There are two ways of looking at this; Durant’s arrival in Seattle could possibly have been a desperate effort to seal the arena deal, but it just didn’t happen. Or, it could've been a ploy to give Bennett a young star to bring with the franchise for what seemed to be an inevitable move to Oklahoma City once Bennett purchased them.
9 Shaquille O'Neal to the Orlando Magic, 1992
In 1989-90, the Orlando Magic became an expansion franchise. In their first three seasons, the team didn’t make the playoffs, while their in-state neighbours the Miami Heat had already made the post season, despite beginning play just a year earlier than Orlando. For this reason, conspiracy theorists think that it is just too much of a coincidence that the Orlando Magic was able to steal the top pick during the 1992 NBA lottery, which got them the big Shaq attack.
During O’Neal’s rookie season, he wasn’t able to help his team to the playoffs, but in 1995, he did help the team to go to the NBA finals with his deadly mix of agility and power moves. Some believe that Stern deliberately made sure that the expansion franchise didn’t fail and have to move to another city.

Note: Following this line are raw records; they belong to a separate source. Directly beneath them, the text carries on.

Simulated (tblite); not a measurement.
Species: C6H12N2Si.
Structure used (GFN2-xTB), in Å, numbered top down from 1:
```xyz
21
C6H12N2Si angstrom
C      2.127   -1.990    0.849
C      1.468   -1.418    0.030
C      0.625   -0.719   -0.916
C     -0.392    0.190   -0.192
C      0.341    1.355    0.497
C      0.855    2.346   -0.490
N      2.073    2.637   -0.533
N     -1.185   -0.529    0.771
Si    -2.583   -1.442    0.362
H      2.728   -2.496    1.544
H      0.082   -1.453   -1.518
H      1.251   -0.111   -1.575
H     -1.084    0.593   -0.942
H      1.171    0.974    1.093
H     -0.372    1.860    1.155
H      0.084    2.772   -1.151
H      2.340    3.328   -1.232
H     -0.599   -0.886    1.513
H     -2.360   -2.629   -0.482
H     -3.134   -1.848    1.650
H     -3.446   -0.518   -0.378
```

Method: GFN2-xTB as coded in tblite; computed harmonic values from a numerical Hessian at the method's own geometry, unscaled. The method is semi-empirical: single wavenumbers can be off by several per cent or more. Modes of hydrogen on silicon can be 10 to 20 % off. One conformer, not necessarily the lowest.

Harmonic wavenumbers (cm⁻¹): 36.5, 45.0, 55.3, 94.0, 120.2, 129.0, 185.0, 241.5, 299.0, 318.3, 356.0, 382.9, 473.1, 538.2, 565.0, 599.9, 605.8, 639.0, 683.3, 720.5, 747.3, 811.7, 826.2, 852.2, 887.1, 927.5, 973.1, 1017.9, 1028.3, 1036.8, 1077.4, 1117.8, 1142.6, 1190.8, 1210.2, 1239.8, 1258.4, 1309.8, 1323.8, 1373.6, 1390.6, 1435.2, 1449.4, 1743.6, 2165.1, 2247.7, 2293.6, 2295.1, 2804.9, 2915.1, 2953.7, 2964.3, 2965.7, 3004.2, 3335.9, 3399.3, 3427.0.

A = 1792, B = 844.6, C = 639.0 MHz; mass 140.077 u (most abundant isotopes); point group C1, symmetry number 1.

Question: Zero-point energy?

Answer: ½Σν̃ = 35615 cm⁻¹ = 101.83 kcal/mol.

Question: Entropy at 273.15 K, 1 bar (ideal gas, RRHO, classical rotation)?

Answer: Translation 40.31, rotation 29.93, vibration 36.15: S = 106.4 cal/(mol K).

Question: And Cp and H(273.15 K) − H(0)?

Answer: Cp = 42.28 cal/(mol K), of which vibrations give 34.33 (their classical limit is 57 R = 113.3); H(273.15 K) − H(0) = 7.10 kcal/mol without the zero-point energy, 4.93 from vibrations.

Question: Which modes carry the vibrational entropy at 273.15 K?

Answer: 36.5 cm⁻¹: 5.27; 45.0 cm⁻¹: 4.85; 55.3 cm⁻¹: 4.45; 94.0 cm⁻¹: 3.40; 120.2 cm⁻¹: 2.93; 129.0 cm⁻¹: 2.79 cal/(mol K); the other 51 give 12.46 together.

8 Greg Oden to the Portland Trail Blazers, 2007
Welcome back to the list, 2007.
This seemed to be deja vu to what transpired in the 1984 draft when Sam Bowie was picked just before Michael Jordan. With this past experience, many believe that Portland got a handout in Greg Oden who was picked over Durant. Additionally, Portland’s fans had watched how their team had missed the NBA playoffs for four consecutive years, the longest deficiency experienced by the franchise. Maybe David Stern was trying to give Portland a surprise. Well if it was, it seems like a good thing Stern wasn't a GM in the league.
7 No.1 Pick to the Orlando Magic, 1993
We come back to the Orlando Magic. Shaq's rookie season proved to be a huge step forward for the Magic, who enjoyed their first .500 season, finishing 41-41, just missing out on the playoffs. It was obvious that Shaquille O’Neal was going to be big in the NBA.
A certain obstacle was hindering other teams from winning was a certain team in midst of a three-peat. With no serious threat to the Chicago Bulls, many think that David Stern was more interested in creating the next big thing – a rivalry like the Lakers and Celtics of the previous decade. Long story short, the Magic ended up with the no.1 overall pick despite minuscule odds in the lottery.
Penny Hardaway, drafted third in 1993 was eventually traded to the Magic for their no.1 pick, Chris Webber. In 1995 the Magic found themselves in the NBA finals with the Bulls now MJ-less.
While you may scoff at conspiracy theorists, their arguments may have some merit here.
6 John Wall to the Washington Wizards, 2010
Abe Pollin, owner of the Washington Wizards died in late 2010.
Month later, his Wizards were able to win the lottery and earned the right to choose first overall. The rational population might scoff at this, but according to the conspiracy truth-seekers, they don't believe in this being a coincidence. In addition to David Stern’s empathy for Pollin and the attendance of Pollin’s widow at the lottery event, Washington was having a tough year, stemming from a gun incident that involved Javaris Crittenton and Gilbert Arenas.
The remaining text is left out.